Five programmes to protect you from AI trainers
The use of images available on the internet to train artificial intelligence (AI) models keeps the tension alive between developers and creators. While the legal debate continues, especially within the European Union (EU), the technical reality is clear: any published file is vulnerable to data extraction unless it has explicit restrictions and recognizable security measures. By 2026, the protection of a work will no longer depend on an invisible watermark. The most effective solutions combine cryptographic authentication, exclusion registries, scraping control protocols, and legal guarantees for text and data extraction (ETD).
We analyze the five tools and frameworks that define the current state of creator protection against unauthorized AI training, incorporating the legal perspective of Juan Carlos Guerrero, partner in Intellectual Property and Technology at ECIJA.
Content Credentials
Developed by Adobe as part of the Coalition for Content Provenance and Authenticity (C2PA) standard, these allow embedding verifiable cryptographic metadata that states authorship, editing history, and usage preferences, including the option/tag 'Do not train'. Unlike traditional invisible watermarks, they integrate digital signatures and cryptographic fingerprints into a standard adopted by media and platforms. They do not prevent copying, but leave a verifiable mark. Guerrero points out that these credentials 'enhance traceability and can be decisive in demonstrating that the developer was able to identify the reserved rights'.

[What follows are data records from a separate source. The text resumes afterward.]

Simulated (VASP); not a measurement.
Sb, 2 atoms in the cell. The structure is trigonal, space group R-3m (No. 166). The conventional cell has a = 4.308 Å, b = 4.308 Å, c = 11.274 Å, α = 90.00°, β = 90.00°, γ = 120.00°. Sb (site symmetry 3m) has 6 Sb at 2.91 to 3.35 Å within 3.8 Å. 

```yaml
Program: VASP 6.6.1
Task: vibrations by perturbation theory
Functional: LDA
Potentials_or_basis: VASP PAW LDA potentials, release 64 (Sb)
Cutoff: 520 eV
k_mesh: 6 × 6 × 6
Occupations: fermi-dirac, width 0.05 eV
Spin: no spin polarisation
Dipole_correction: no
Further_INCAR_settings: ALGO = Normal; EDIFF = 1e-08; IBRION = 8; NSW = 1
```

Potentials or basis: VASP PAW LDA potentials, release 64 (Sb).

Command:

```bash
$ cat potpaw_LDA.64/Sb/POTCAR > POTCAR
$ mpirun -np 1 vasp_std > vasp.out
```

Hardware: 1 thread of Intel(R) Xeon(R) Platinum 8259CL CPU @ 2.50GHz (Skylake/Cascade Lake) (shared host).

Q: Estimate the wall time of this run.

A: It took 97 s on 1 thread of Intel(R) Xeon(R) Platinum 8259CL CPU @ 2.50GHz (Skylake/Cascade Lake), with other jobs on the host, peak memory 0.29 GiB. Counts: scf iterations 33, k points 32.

In practice, they are useful for photographers, brands, and professionals working in C2PA-compliant environments. Safe Creative, recognized as an official validator since the end of 2025, incorporates the CR logo on registered works, allowing users to verify information about authenticity, origin, and editing.
Spawning Exclusion Registry
The Spawning platform promotes the 'Do Not Train' Registry and the 'Have I Been Trained?' tool, which allows users to check if an image appears in specific datasets. Its main function is to allow creators to express their opposition and enable developers to consult this information before training models. However, the expert points out that these systems 'do not replace the withdrawal exception provided for in European legislation', but instead reinforce 'the visibility and traceability of the rights holder's objection'.
In Spain, the regime for the exploitation of texts and data was introduced by Royal Decree Law 24/2021 and allows for the lawful use of accessible works for ETD unless the rights holder expressly objects. For this reason, simply being included in a private registry is not enough. It is essential to formulate an unequivocal objection that is readable by automated systems. Spawning also promotes the ai.txt protocol, an evolution of the classic robots.txt adapted for AI, which informs tracking systems which content cannot be used for training.
ImageSentinel
This is a research framework aimed at protecting large collections of images from generative models. Instead of simply flagging individual files, it introduces 'sentinel' images into datasets to detect if unauthorized material has been incorporated. It does not prevent use, but can provide relevant evidence in case of litigation. Although still in the academic phase, it is of interest to image banks, institutional archives, and large repositories.
Advanced Disruption Tools
Recent research, such as that conducted by the Commonwealth Scientific and Industrial Research Organisation (CSIRO), explores methods that subtly alter the pixels of images so that AI systems learn distorted representations during training, imperceptible to the human eye.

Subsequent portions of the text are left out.